Engineering blog

Simplify Market Basket Analysis using FP-growth on Databricks

September 18, 2018 in Engineering Blog

Share this post

Try this notebook in Databricks

When providing recommendations to shoppers on what to purchase, you are often looking for items that are frequently purchased together (e.g. peanut butter and jelly). A key technique to uncover associations between different items is known as market basket analysis. In your recommendation engine toolbox, the association rules generated by market basket analysis (e.g. if one purchases peanut butter, then they are likely to purchase jelly) is an important and useful technique.  With the rapid growth e-commerce data, it is necessary to execute models like market basket analysis on increasing larger sizes of data. That is, it will be important to have the algorithms and infrastructure necessary to generate your association rules on a distributed platform. In this blog post, we will discuss how you can quickly run your market basket analysis using Apache Spark MLlib FP-growth algorithm on Databricks.

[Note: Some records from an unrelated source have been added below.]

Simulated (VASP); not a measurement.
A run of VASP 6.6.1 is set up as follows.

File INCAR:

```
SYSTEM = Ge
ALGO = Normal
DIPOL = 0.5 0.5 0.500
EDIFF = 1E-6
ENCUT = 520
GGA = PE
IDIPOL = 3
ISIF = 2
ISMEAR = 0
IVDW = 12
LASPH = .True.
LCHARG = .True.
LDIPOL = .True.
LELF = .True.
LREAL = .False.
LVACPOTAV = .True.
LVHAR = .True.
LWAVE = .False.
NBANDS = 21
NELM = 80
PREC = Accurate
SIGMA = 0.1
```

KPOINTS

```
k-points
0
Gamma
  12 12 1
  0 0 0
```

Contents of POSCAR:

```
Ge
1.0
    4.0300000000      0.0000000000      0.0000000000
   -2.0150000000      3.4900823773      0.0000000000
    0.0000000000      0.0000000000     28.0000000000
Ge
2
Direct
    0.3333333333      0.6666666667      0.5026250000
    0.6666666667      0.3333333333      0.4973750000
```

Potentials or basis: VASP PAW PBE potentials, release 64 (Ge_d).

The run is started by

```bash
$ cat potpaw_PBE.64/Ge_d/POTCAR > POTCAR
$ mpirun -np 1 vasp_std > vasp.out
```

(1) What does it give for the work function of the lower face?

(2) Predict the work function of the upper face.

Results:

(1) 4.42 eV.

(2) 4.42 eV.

To showcase this, we will use the publicly available Instacart Online Grocery Shopping Dataset 2017.  In the process, we will explore the dataset as well as perform our market basket analysis to recommend shoppers to buy it again or recommend to buy new items.

The flow of this post, as well as the associated notebook, is as follows:

  • Ingest your data: Bringing in the data from your source systems; often involving ETL processes (though we will bypass this step in this demo for brevity)
  • Explore your data using Spark SQL: Now that you have cleansed data, explore it so you can get some business insight
  • Train your ML model using FP-growth: Execute FP-growth to execute your frequent pattern mining algorithm
  • Review the association rules generated by the ML model for your recommendations

Ingest Data

The dataset we will be working with is 3 Million Instacart Orders, Open Sourced dataset:

The "Instacart Online Grocery Shopping Dataset 2017”, Accessed from https://www.instacart.com/datasets/grocery-shopping-2017 on 01/17/2018. This anonymized dataset contains a sample of over 3 million grocery orders from more than 200,000 Instacart users. For each user, we provide between 4 and 100 of their orders, with the sequence of products purchased in each order. We also provide the week and hour of day the order was placed, and a relative measure of time between orders.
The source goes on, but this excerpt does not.